In "Nietzsche and Dostoevsky" Ponomareff looked at Nietzsche's attraction to Dostoevsky and recounted their affinities. The last essay, "Nietzsche as Homo Ludens," approached the theme of play in Nietzsche's writing and offered perhaps the best illustration of Ponomoreff's theoretical proclivities. He prefered to link Nietzsche's love of masks with Bakhtin's carnival, carefully bypassing any of the substantial body of deconstructive, feminist and postfeminist works relevant to the topic.

Part 4:

The third section consisted of six essays on "the 20th century," from Blok and Rilke, Mayakovsky and Celan, to Camus, Nabokov and Anne Hebert, with a way station in the form of a survey of canonical, post-war German literature (Boll, Grass, Christa Wolf, et al).

All the essays in this collection offered stenographic yet convincing arguments in support of the overarching thesis that the unifying element in modern writing "is its capacity to reflect spiritual crisis in society and initiate a process of healing" (p. 1).

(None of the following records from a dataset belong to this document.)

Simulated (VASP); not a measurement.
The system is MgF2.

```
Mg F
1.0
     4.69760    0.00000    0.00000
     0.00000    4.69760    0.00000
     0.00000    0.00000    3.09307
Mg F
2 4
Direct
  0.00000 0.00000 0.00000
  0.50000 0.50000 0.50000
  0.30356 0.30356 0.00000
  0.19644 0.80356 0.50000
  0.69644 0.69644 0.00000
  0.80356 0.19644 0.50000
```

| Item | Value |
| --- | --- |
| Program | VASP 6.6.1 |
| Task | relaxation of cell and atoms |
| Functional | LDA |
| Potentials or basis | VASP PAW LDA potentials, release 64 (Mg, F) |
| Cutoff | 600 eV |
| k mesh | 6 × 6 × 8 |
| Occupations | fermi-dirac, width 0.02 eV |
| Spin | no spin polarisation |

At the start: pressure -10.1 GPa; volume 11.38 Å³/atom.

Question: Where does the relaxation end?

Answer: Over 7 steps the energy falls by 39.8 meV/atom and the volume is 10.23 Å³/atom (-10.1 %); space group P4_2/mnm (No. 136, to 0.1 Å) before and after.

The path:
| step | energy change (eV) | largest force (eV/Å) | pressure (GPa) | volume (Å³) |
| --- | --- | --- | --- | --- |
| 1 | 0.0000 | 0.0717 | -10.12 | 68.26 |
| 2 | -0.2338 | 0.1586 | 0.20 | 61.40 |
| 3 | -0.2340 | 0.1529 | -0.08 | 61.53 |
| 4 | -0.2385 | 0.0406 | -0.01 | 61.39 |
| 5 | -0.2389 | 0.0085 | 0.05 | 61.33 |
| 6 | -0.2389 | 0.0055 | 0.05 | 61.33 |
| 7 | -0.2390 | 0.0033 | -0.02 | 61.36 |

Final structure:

Ponomareff is a comparatist in the tradition of George Steiner. His respect before the text is palpable, his readings assiduous, and his intent pedagogic, in the communicatively positive sense of the word. Just as the writers whose work he analyses, Ponomareff is able "to exploit his sense of displacement and exile for creative and spiritual survival" (p. 130). Citing Hannah Arendt's contention, he claims that "alienation and rootlessness, if we only understand them aright, make it easier to live in our time" (p. 130). They are the driving-force behind, and the challenge of, modern literature. –Ron Price with thanks to 1 “Spiritual Geography of Modern Writing: Essays on Dehumanization, Human Isolation and Transcendence,” in The Canadian Slavonic Papers, March-June 1998, Susan Ingram, and Constantin V. Ponomareff, The Spiritual Geography of Modern Writing: Essays on Dehumanization, Human Isolation and Transcendence, B. V. Rodopi edition, 1997.

Part 5:

I posted a prose-poem at the beginning of this thread---which I wrote after watching a TV series entitled The Art of Russia. That prose-poem gives, at least for me and, hopefully, for some readers, a degree of personal context for the above commentary on those 3 collections of essays.